[Haskell-cafe] Re: Do expression definition

Michael Lazarev lazarev.michael at gmail.com
Mon Sep 13 06:22:30 EDT 2010


Thanks for examples and pointers.

Since I came from Lisp, it never occurred to me that let and lambda
are different constructs in Haskell.
I thought that
    let x = y in f
is really
    (\x -> f) y
It turns out that let is about declarations which are not the same as
function applications above.

So, here is a little followup for this experiment.

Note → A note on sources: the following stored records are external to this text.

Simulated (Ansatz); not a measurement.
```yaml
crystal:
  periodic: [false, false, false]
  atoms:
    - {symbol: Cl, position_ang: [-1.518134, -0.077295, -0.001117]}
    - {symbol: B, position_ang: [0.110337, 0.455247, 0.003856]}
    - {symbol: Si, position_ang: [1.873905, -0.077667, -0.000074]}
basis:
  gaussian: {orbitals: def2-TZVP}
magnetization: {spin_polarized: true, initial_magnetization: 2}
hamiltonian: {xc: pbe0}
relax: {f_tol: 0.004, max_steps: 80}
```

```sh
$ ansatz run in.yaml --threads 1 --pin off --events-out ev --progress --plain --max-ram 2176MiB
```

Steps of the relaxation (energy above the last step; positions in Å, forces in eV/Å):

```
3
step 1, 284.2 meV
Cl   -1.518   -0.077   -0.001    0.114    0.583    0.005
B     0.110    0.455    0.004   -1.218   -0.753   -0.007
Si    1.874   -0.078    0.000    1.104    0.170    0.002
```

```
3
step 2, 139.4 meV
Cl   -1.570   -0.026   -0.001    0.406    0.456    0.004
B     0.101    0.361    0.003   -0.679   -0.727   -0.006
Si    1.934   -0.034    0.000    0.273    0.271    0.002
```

Prelude> :t (\f -> (f 42, f True))

<interactive>:1:10:
    No instance for (Num Bool)
      arising from the literal `42' at <interactive>:1:10-11
    Possible fix: add an instance declaration for (Num Bool)
    In the first argument of `f', namely `42'
    In the expression: f 42
    In the expression: (f 42, f True)

If I understand correctly, compiler first checks f 42, and deduces
that f must be of type (Num a) => a -> b.
Then it checks f True, and it does not satisfy the previously deduced
type for f, because type of True is not in Num class.



This works:

Prelude> :t (\f -> (f 42, f 41.9))
(\f -> (f 42, f 41.9)) :: (Fractional t1) => (t1 -> t) -> (t, t)

It just managed to deduce a type for f :: (Fractional t1) => (t1 -> t)



And this, of course, works:

Prelude> let f = id in (f 42, f True)
(42,True)

If I understand correctly again, it happens because f is a definition,
which gets substituted to f 42 and to f True.